And we built far more than just a HSR rail system then and still enjoy the work of those people..So try and stop acting like this is going to be the death of the Cailfornia..if you even live here..or maby its justs a nimby from PA opinion

Anonymous said...

The California HSR would probably never have been built anyway, but the recession is the final nail in the coffin for this absurd boondoggle.

There's just no way Californians are going to assume tens of billions of dollars in new debt so wealthy businessmen have a new way of getting from LA to SF when the state already faces a crushing deficit and is cutting education and health care programs left and right to try and balance the books.

wmata said...

Then how was it we were able to build all of those public works projects (many of which remain in use to this day) during the Great Depression, an economic downtown much worse than the one today?

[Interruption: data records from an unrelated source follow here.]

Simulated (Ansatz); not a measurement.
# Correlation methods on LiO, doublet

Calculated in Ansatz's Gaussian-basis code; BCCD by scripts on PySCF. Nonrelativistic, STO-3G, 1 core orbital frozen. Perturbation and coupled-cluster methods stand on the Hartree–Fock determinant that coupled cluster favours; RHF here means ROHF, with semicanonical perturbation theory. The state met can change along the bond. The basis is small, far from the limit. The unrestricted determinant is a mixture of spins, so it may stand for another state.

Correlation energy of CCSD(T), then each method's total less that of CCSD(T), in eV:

The opinion of anyone who uses the word "boondoggle" to criticize HSR and does not use facts and figures to back up their opinions is worthless and adds nothing of value to the discussion. Full stop.

lsm said...

We indeed face our roughest financial straits since the Great Depression. But that was the same Great Depression when far-sighted Californians reached deep down and managed to invest in Shasta Dam and the Bay Bridge and the Golden Gate Bridge. Imagine how much poorer we would be today if Californians then had cried poverty and failed to build those "boondoggles." Imagine how much farther behind the Japanese and French and Chinese and Spanish and Taiwanese and British our children will find themselves if we fail to invest in this vital infrastructure now. We can and must stay globally competitive in this new millennium.

Jake said...

@anonymous 2:49
Golden Gate Bridge: opened 1937.
Bay Bridge: opened 1936.
The IND subway: opened 1932.

The Great Depression: 1929-1939.

BruceMcF said...

wmata said...
"The opinion of anyone who uses the word "boondoggle" to criticize HSR and does not use facts and figures to back up their opinions is worthless and adds nothing of value to the discussion. Full stop."

Of course, just using numbers is no guarantee. After telling us that he views O'Toole as an "articulate critic" of HSrail, Morris says that the cost of three Midwest Hub lines are $200 per resident of the largest cities on the corridors.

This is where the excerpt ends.